Shear test data
I have test results (force, displacement) form a test like this one:
How can I get the true stress/strain?
I go to eng. shear strains of 200% and it seems the eng vs true stress is giving weird results after 150% or so.
My question is same with yours. We can find nominal stresses and strains but about true stresses we do not have any thing. Can anyone help us?
My biggest problems start when I want to incorporate test data with 200% shear strain.
[QUOTE=Settler,13458]My biggest problems start when I want to incorporate test data with 200% shear strain.
What about your thickness? My height is 80mm and thickness is 2mm. My max strain aprox. 90%.
Why do you need true stresses?
You can calibrate directly to the engineering shear strain-strain using [URL= http://www.veryst.com/what-we-offer/polymer-modeling ]MCalibration[/URL].
I'm trying to use Mcaibration to calibrate a hyperelastic model based on simple shear test data on rubber. I would be then able to use the calibrated model in Abaqus for characterizing the hysteretic behavior of rubber in shear.
The simple shear test data that I have is based on Gamma (shear angle) and continues up to Gamma equals 2. For such relatively large shear strains, Gamma is not equal to engineering strains (or Nominal strain in Abaqus) and true strain.

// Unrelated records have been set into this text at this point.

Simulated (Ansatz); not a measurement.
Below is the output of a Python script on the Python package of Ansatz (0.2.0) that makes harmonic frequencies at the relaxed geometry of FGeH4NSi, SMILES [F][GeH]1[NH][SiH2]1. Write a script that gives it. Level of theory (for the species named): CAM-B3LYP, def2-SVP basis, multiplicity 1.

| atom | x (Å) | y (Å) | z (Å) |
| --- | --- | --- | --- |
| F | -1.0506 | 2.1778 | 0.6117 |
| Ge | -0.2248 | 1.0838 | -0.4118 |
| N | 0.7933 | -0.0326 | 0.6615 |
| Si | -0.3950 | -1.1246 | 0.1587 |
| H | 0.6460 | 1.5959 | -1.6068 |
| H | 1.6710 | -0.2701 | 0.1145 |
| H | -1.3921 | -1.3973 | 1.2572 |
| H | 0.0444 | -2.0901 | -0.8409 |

Mcalibration has the model ABAQUS-PRF-2Net-Yeoh-BB which seems to be the most useful one for my purpose. This model incorporates 2 networks (Yeoh model and BB model).
The very important point is that the calibrated model under such levels of shear strains would be totally dependent on the type of shear strain used for calibration. The major problem here is that the calibration of a material model in simple shear should be done using "Gamma" rather than True strain on Engineering strain in order to be applicable in Abaqus. Again, although the Abaqus reports Nominal shear strains and True shear strains, the calibrated model needs to be based on Gamma. I have checked this.
However, after reading the existing discussions in PolymerFEM (e.g., watching the end summary of the video found in the following link) and also doing my analyses in Mcalibration, I noticed that the calibration in Mcalibartion only works when the shear strain data is based on engineering shear strain or true shear strain.
Again, this is very important to know that the calibrated models (or determined model constants) in simple shear and under such relatively high levels of shear strains would be completely dependent on the type of shear strain in your experimental test data.
Therefore, I found that the calibrated models in Mcalibartion based on simple shear test data and under such level of shear strain wouldn't be applicable in other software such as Abaqus. I mean at least the current version of Mcalibration is not useful for this specific case because it requires the shear test data to be in Engineering shear strain or True shear strain.
More information about the differences between these types of shear strains and their applications in Mcalibration be found in the following link created by Jorgen Bergstrom.
Please correct me if you think otherwise.
Thank you so much.
I agree that at large shear strains there is a big difference between gamma, engineering strain, and true strain. You can read more about this in this article.
You are incorrect, however, when you say that "The major problem here is that the calibration of a material model in simple shear should be done using Gamma rather than True strain on Engineering strain in order to be applicable in Abaqus". That is NOT true. In fact, it does not matter if you use gamma or one of the strains, as long as you are consistent in how you interpret the data.
The Load Case dialog in MCalibration contains the following image:
I recommend that you convert your gamma data into engineering shear strain using the equation shown in that figure, and then read in the converted data in MCalibration for use with your calibration.
What do you think?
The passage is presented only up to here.